Boil salted water in a small saucepan. Add edamame and cook according tot he package directions. Drain the edamame, reserving 1/2 cup of the boiling liquid. Set aside to cool.

Add garlic to your food processor and pulse until minced. Add edamame and pulse again for a few seconds.

Add the remaining ingredients, except the reserved water and salt and pepper. Process until smooth stopping to add reserved water a few tablespoons at a time.

It took a few minutes to become smooth and I used about 1/4 cup of water to get a consistency I wanted. Season with salt and pepper and refrigerate for at least an hour before serving. Serve with veggies, pita, tortilla chips, or crackers.

Chipotle Mole

Holy mole it’s Friday! I did a little dance just then, do you see it?

I have approximately 9-10 hours and then it’s the weekend! I could not have been more excited. Seriously.

I was inspired to make my own mole last weekend, after being advised by Rebecca how simple enchilada sauce was to make (and tasty!). I did not follow a recipe so I am sure this is in no way an authentic mole but it looks and tastes like the amazing Mexican food I have enjoyed while living south of the boarder.
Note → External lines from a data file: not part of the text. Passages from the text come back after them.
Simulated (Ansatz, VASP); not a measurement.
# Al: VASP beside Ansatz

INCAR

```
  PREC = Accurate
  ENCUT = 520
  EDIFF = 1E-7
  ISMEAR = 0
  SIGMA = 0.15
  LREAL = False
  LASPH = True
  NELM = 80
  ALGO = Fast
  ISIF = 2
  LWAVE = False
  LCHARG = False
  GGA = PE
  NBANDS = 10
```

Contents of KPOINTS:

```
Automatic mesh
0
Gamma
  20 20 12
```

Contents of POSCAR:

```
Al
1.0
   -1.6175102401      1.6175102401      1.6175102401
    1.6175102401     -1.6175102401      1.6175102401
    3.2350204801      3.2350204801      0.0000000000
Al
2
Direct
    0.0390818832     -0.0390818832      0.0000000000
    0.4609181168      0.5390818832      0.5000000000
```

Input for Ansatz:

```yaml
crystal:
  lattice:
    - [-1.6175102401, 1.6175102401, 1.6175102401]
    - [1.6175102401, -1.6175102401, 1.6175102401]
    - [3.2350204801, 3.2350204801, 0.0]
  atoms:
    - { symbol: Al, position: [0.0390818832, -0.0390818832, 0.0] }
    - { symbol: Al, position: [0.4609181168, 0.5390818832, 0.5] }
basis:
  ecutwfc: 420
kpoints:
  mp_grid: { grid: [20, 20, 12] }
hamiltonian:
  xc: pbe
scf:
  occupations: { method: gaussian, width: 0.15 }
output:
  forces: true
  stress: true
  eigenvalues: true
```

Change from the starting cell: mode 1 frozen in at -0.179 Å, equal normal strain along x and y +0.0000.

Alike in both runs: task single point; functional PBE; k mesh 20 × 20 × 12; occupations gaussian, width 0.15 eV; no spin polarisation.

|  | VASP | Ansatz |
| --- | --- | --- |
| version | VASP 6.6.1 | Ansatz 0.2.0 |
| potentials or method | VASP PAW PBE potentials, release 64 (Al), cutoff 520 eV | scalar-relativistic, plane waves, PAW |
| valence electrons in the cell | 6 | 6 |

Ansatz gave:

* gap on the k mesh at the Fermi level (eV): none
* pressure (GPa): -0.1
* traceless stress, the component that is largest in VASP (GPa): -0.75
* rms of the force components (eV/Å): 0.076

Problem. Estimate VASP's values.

I used this sauce to make sweet potato black bean enchiladas (recipe to come soon) or you can try it out with my existing enchilada recipe. This mole would be a great sauce to add into rice and beans, or drizzle over nachos. You could also use it as a sauce for tofu or seitan to make vegetarian tacos or fajitas. Any way you use it, this sauce is complex. Spicy and smoky from the chipotle chiles, savory from the onions and garlic,smooth and rich from tomato base and enhanced with cinnamon and cocoa.

Chipotle Mole

  • 2 tbs olive oil
  • 1 medium onion diced
  • 3 cloves of garlic trimmed and flattened
  • 15 pepper corns
  • 1/2 tsp cumin seed
  • 1 container (900ml or about 4 cups) of vegetable broth
  • 1/2 tsp ground cinnamon
  • 3 chipotle chilies in adobo sauce
  • 1/2 can (about 2 tbs)of tomato paste
  • 3 heaping tablespoons of chili powder
  • 1 heaping tablespoon of cocoa powder
  • 1 tsp garlic powder
  • 1/2 tsp sugar

Method

Peel and dice the onion. Peel garlic, trim the ends and flatten with the side of the knife.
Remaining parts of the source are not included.